Their names were bigger than life, their games were bigger than their names and their legacies—intertwined with each other over the past four decades—forever live on.

Big E. Moses. Dream. Sampson. Yao. Mutombo.

Say their names collectively and you think you’re quoting either Biblical icons or superheroes from some new Marvel Comics book. Elvin Hayes. Moses Malone. Hakeem Olajuwon. Ralph Sampson. Yao Ming. Dikembe Mutombo.

These are the Rockets centers since the ’71-72 season—Houston’s first year in the NBA—and collectively, arguably they will go down as the greatest group of big men any franchise has ever known.

When it comes to quantity, no franchise could match the Houston Rockets centers. Sure, the Los Angeles Lakers may have greater quality in its all-time great center quartet of Shaquille O’Neal, Kareem Abdul-Jabbar, Wilt Chamberlain and Minneapolis’ George Mikan.

But when it comes to numbers—nobody tops the Rockets.

Hayes, 60, and Malone, 50, are already in the Hall of Fame, and Olajuwon, 43, surely will be inducted when eligible in 2008. The six centers have played in 51 NBA All-Star Games, and 28 of those have been in a Rockets’ uniform.

“They are heroes for the town of Houston,” says Yao, the young’n of the group. “That about says it all.”

Their fame goes far beyond America’s fourth-largest city. The six represent not only Houston, but the world as a whole. Part of the appeal of the Houston Six is their international appeal—three were born and raised outside of the USA—and their pioneering ways.

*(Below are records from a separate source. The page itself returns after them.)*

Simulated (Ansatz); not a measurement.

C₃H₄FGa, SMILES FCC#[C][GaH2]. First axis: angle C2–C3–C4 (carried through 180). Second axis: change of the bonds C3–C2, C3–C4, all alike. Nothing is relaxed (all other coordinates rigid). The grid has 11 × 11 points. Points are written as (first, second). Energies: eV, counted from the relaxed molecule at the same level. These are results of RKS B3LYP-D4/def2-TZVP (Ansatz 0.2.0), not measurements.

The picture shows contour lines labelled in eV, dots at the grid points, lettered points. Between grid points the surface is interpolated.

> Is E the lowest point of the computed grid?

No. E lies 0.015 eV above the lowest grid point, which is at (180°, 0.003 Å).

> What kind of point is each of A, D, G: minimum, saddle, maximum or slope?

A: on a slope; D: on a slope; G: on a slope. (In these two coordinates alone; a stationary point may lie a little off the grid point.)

In Hayes, you have a 6-9, 235 pounder who played center early in his career—power forward later—and helped put college basketball on the map. Hayes led his University of Houston team to an upset over 47-win-streaking UCLA—led by Abdul-Jabbar, known then as Lew Alcindor—in front of a record crowd of 52,963 at the Astrodome in a record-breaking nationally televised game in January 1968.

In Malone, you had a 6-10, 255-pound center who was the first prep-to-pro player, joining the ABA in 1974 as a 19-year-old.

In Sampson, you had a 7-4, 220-pound center who had athleticism and floor skills not seen from seven-footers and a precursor to the versatile big men that came after him, like David Robinson and Kevin Garnett.

In 7-5, 310-pound Yao, you have the first star from Asia, the first star from China—the most populous country on the planet—whose influence and game is still dawning.

In 7-0, 250-pound Olajuwon and 7-2, 260-pound Mutombo, you have the first two stars from Africa—in a sense, the first two international stars—who paved the way for so many others.

Hayes, along with Malone and Olajuwon, was named one of the 50 Greatest Players in 1996.
Andy Hayt/NBAE/Getty Images
“It’s great to be on a team that has had so many pioneers at the center position,” says second-year Rocket Mutombo, 39, who played in eight All-Star Games with three other teams. “I’m especially happy to be a Rocket because I’m now on the team of Hakeem Olajuwon, the all-time blocked shots leader.” Olajuwon is the NBA’s career blocks leader with 3,830, while Mutombo, at the beginning of the ’05-06 season, is fourth at 3,097—less than 100 away from the second slot.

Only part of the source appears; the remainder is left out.